April Smith, “Good Morning, Killer”

April Smith’s Good Morning, Killer has made me think hard about the creepiness factor in crime novels. Actually, it might have been reading Smith back to back with Lee Child — I have just experienced a lot of mayhem at second hand.  But the issue lingers for all of us who turn to mysteries or thrillers for escape reading — bad, violent things happen to characters. And the better the writer, the more convincing the badness is. For instance, Ruth Rendell is fabulous, and at her most sinister, she is really disturbing. Some of her writing on family structures, and especially motherhood, is downright chilling. And, sure, it’s fiction, but while reading you experience it as real — don’t you?

Maybe not. Somewhere in my reading mind, there’s a constant awareness that these books are artificial, and that’s what makes it possible not to grieve or be terrified by the stories they tell. It’s a fine line, the distinction between the artificial and the naturalistic, and where the writer positions that line is going to be different for every book. Of course this theme of artificiality vs. naturalism rewards discussion when applied to all kinds of literature, but I’m sticking to my point here: escape fiction.

Third Street Promenade in Santa Monica, important setting in "Good Morning, Killer"

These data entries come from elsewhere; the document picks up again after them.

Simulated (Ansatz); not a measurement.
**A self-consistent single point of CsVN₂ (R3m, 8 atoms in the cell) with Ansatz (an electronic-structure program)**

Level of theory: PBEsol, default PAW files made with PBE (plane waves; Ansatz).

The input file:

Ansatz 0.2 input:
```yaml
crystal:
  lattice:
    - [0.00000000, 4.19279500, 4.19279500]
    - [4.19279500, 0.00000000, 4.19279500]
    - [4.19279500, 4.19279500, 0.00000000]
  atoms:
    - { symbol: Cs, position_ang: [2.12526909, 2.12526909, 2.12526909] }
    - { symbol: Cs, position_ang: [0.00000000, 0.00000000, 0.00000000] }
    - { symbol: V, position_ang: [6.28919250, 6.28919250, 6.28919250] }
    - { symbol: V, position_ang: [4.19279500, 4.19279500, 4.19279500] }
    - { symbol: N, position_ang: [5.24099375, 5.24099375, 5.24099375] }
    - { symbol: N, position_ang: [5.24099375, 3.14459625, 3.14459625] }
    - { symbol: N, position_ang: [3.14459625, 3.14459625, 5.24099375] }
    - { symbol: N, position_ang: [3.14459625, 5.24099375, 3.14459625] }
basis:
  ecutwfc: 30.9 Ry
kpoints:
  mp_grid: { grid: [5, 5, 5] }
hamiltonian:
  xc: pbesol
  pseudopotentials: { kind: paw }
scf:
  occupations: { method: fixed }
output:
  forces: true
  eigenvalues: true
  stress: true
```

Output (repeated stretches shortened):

Which brings me back to April Smith. She’s a wonderful writer. Elegant, humorous, evocative, clever, vivid. Good Morning, Killer opens with a description of swimming laps in a California rain storm that was, all by itself, worth the price of the book. But Smith’s heroine, FBI Agent Ana Grey — wow. I’m beginning to think Ana is seriously nuts. Good Morning, Killer is full of very poor emotional choices. For instance, imagine you are the lead agent on a case involving a kidnapping. Pretty good odds you should not be taking 3 a.m. phone calls from the kidnap victim when she’s released. Or, let’s say you’re dating your opposite number in the Santa Monica police department. And you’re his boss on this kidnapping case. Think that could get awkward? Then what if you get taken off the same case after a really unfortunate incident involving gunfire; was it really a good idea to keep pursuing leads on your own?

Despite my qualms I kept reading, because Smith is a good story-teller, and maybe I have more tolerance for this stuff — or did yesterday, anyway — than I thought. The thing is, Smith can’t let Ana become so crazy that she’s annoying. Strangely enough, that’s the quality that would be truly off-putting.